The Duchess of Sussex will receive £1 from the Mail on Sunday for breaching her privacy, along with a secret lump sum after a judge agreed she could claim a share of the newspaper’s profits from a story which breached her copyright.
The Mail on Sunday will pay an initial instalment of £300,000 towards the Duchess’s legal costs this week, as well as an undisclosed sum for copyright infringement.
It follows a Court of Appeal victory for the Duchess, who successfully argued Associated Newspapers Limited breached her privacy and copyright with the publication of part of a handwritten letter she sent to her father.
The Duchess agreed to accept "nominal" damages for the privacy element, amounting to £1.
In doing so, she argued she should instead be entitled to an "account of profits" made by the newspaper the group as a result of its copyright infringement.
The two parties have now settled on a "confidential sum".
A spokeswoman for the Duchess described it as a substantial payment based on the newspaper group’s profits from the story which was agreed and accepted by the Duchess on a confidential basis avoiding the matter having to go back before the court.
The money would be donated to charity, she said.
The Duchess sued Associated Newspapers Limited (ANL), also the publisher of MailOnline, over five articles that reproduced parts of a "personal and private" letter to her estranged father Thomas Markle in August 2018.
The duchess won her case last year, when a High Court judge ruled in her favour without a full trial, and Court of Appeal judges subsequently dismissed an appeal by Associated Newspapers.

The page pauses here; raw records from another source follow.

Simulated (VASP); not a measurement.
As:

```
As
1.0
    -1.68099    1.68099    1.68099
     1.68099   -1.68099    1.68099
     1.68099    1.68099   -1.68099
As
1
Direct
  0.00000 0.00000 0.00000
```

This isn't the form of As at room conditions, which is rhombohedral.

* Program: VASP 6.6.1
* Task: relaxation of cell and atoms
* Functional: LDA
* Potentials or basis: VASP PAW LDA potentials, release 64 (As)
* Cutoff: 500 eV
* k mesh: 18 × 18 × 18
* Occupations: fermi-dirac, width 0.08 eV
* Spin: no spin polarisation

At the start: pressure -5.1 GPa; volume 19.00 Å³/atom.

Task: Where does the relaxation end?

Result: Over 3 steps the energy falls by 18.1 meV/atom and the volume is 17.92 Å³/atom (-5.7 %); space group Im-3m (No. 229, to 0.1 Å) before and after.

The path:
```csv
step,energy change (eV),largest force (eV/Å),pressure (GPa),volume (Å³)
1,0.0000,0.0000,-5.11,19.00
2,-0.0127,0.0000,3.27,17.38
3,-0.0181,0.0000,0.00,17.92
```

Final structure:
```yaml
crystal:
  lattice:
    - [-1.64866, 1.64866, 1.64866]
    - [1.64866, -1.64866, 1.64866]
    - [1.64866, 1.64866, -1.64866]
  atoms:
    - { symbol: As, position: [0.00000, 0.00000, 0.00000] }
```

Ian Mill QC said, at a court hearing last year, that the Duchess was willing to "cap her damages" for misuse of private information "at a nominal award", if the court would order "an account of profits": evidence of how much the publisher gained financially from its publication of the letter, in relation to the infringement of the duchess’s copyright.
The newspaper has already issued a printed acknowledgement of the legal ruling.